In the wake of hurricane Sandy and mounting concern about climate-related infrastructure vulnerability, many state and federal policy makers are focusing on smart grid and microgrid strategies to improve grid resiliency against future severe weather events, cyber-attack, etc. Mr. Lecar will present recent work at GE Energy Consulting focused on the economics of reliability-oriented Distribution Automation (DA) and the connections between ordinary distribution reliability (as measured by the conventional industry indices, SAIDI, SAIFI, CAIDI, MAIFI, etc.) and major storm resiliency (major events are explicitly excluded from the indices). The central focus of this work is on identifying the circuit-level characteristics that present the most attractive opportunities for automation investment.
A significant challenge in modeling the business case for DA is that no two utility systems are alike. Each contains a unique mix of different circuit types with different customers that may see different benefits from automation. For example, rural circuits with many line miles between customers can suffer poor baseline reliability, as measured by the indices. Reliability can be improved greatly by adding automated sensing and switching to more rapidly detect and isolate faults and restore service to customers more quickly. Urban circuits, where baseline reliability is generally better, have a higher density of customers per line mile and will therefore experience more customer outage minutes per event, contributing disproportionately to improvement in the indices when they are upgraded even modestly. Circuits with large commercial and industrial customers that attribute high costs to the damages caused by even short duration outages can be good candidates for automation when these values are appropriately taken into account.

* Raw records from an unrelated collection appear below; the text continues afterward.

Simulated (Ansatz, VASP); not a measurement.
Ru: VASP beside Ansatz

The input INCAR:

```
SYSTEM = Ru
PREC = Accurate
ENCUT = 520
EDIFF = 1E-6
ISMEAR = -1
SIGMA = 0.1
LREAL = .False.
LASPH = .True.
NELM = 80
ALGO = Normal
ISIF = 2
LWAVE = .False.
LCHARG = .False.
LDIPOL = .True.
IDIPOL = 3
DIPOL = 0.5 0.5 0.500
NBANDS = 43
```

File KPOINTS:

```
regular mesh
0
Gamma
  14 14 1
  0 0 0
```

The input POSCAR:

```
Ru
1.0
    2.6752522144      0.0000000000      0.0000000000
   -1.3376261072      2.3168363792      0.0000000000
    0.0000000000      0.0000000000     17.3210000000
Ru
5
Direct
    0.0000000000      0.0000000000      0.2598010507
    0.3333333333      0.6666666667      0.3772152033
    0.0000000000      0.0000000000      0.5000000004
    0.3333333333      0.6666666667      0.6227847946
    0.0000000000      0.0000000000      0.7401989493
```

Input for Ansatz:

GE Energy Consulting has developed a Distribution Automation Reliability Tool (DART) in order to provide utilities a way to quickly evaluate automation investment on circuits of different types. DART uses the results of distribution simulations that were performed with a set of real circuits as prototypes, to represent a range of circuit geography and customer mix. Simulations were conducted for scenarios of increasing levels of automation, including combinations of both centralized software (OMS, DMS, ADMS) and intelligent field devices. Finally, a configuration engine was built to quickly map DART to a given utility service territory (or subarea) with a “best fit” mix of our prototype circuits. Using DART, utilities can examine the business case for incremental automation starting from a user-specified base case. The results are expressed in terms of improvement in the standard reliability metrics, as well as dollar benefits, using the DOE Interruption Cost Estimation (ICE) calculator (developed by LBNL).
Finally, Mr. Lecar will connect this work with on-going projects in New York and New Jersey that look at best practices for post-Sandy storm hardening, grid resiliency, and the application of microgrids to protect critical public infrastructure.